My original internship project timeline
The internship is now halfway done and this is my mid-point project progress blog post. My main goals for the first half of the internship project timeline were as follows:
- Create initial maven module structure (including necessary directories and resource files)
- Establish connection in my project with Elasticsearch server, read and setup required connection parameters
- Implement parsing of the Object-to-Datastore mapping files
- Create basic Elasticsearch types mapping and implement the necessary files for mapping representation
- Create a required environment for the tests (implement testing with Elasticsearch container)
- Implement simple methods for schema management (getSchemaName, createSchema, deleteSchema, schemaExists methods)
- Implement basic input-output operations (get, put, exists methods)
- Cover functionality which I added with tests
All of them, except for goal #7 (we will talk more about it in this post) have been achieved and successfully reviewed by my mentors.
How it really was
It didn’t always go as I wanted it to. Some project goals took longer than expected, as they required more time for research. It happened with setting up connection parameters and I had to put more time into it.
Sometimes I used to change the order of weekly tasks being as some tasks seemed more interesting and exciting to me than others. My main week #5 goals were to figure out how Elasticsearch fields are designed and appropriately implement Object-to-Datastore Mapping files. I got so caught up in it while working on my project solution that I actually did this task at the end of the third week.
I also implemented XSD validation for the XML mapping in the meantime. However, as you can see it was not in my original plan. My mentor asked me to add it, and this is a really good thing.
This week’s tasks
Comparing my progress to the original plan, I am somewhat behind on my week #7 goals, which were not fully achieved. Week #7 goal was to implement basic input-output operations (get, put, exists methods). There were no problems with exists
method, but put
and get
methods turned out to be a bit more complicated than I had originally thought.
get
method must return a mapped Java object from Elasticsearch object corresponding to the given key. The main difficulty lies in the data deserialization. Gora uses Apache Avro for data serialization & deserialization. It uses Avro schema files and transforms them into Java classes using the gora-compiler.

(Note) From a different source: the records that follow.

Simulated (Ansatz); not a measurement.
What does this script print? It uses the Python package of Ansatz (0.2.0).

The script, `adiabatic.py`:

Last week I tried to implement basic serialization & deserialization for primitive Avro types. I hoped to pass the simplest test for get
method and make sure it has the right logic. However, even the simplest test case tests complex Avro type. So I have been currently working on it.
put
method must insert the persistent Java object with the given key to Elasticsearch datastore. I did not implement completely put
method last week as well, as data serialization is a part of the method.
Thus, most of this week I have been working on data serialization & deserialization implementation. This is my main priority for this week.